Above is a close-up of the breadboard version of the treble energy & treble roll-off level controls for the high frequency section of the crossover. With this design I have to move the two lead wires with the red heat shrink around on the setscrew lugs to change the treble energy & treble roll-off settings, but maintaining the purity of the signal more than makes up for the nuisance of having to loosen a screw and move a wire.
Binding Post Bypass Method: One of Mark Coles' suggestions was to use the binding post bypass method for connecting the speaker cables from the amplifiers to the crossovers, and the internal cables from the WRSEs to the crossovers. With the binding post bypass method, the binding posts are not in the circuit, they're just used to clamp wires together from the crossover to the cables from the WRSE & the amplifiers, eliminating another potential signal degrading connector material from the signal path. With the binding post bypass strategy, each crossover required 4 pairs of binding posts, or a total of 8 for both channels. You don't need fancy binding posts with this strategy, as they're not in the circuit, they're just used as a clamp to clamp wires and cables together. I bought 10 pairs (2 spares) of the Dayton Audio BPA-38G HD Binding Posts from Parts Express at $7.94/pair.

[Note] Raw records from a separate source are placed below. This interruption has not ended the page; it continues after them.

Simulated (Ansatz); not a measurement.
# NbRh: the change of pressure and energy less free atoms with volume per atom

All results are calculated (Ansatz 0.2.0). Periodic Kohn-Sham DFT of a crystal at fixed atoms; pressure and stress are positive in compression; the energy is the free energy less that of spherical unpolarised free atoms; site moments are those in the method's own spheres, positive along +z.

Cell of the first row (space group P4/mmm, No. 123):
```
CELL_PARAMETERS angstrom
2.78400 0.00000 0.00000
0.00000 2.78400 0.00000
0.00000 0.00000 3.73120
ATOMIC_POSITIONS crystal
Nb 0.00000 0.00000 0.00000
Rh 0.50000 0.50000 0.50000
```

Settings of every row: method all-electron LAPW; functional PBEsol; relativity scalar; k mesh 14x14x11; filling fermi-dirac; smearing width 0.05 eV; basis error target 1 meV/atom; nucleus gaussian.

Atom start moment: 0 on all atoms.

It's a little hard to see in the photo above, but the bare wires from the crossover go through the binding posts, and then the spade connecters from the amplifier speaker cables or the WRSEs' internal cables are clamped directly to the wires, eliminating the signal degrading binding posts from the circuits. There are better close-up photos later in the article of the final design so you can see the details. Testing the Left-Channel Breadboard Crossover: While unorthodox, it was actually quite illuminating to test/hear the left-channel Duelund breadboard external crossover while listening to the stock Tannoy right channel internal crossover at the same time. It was like listening to two different loudspeakers as a stereo pair, and then trying to characterize what the difference was between the two loudspeakers. The good news was that the test was a success—the left-channel Duelund breadboard crossover was functioning perfectly!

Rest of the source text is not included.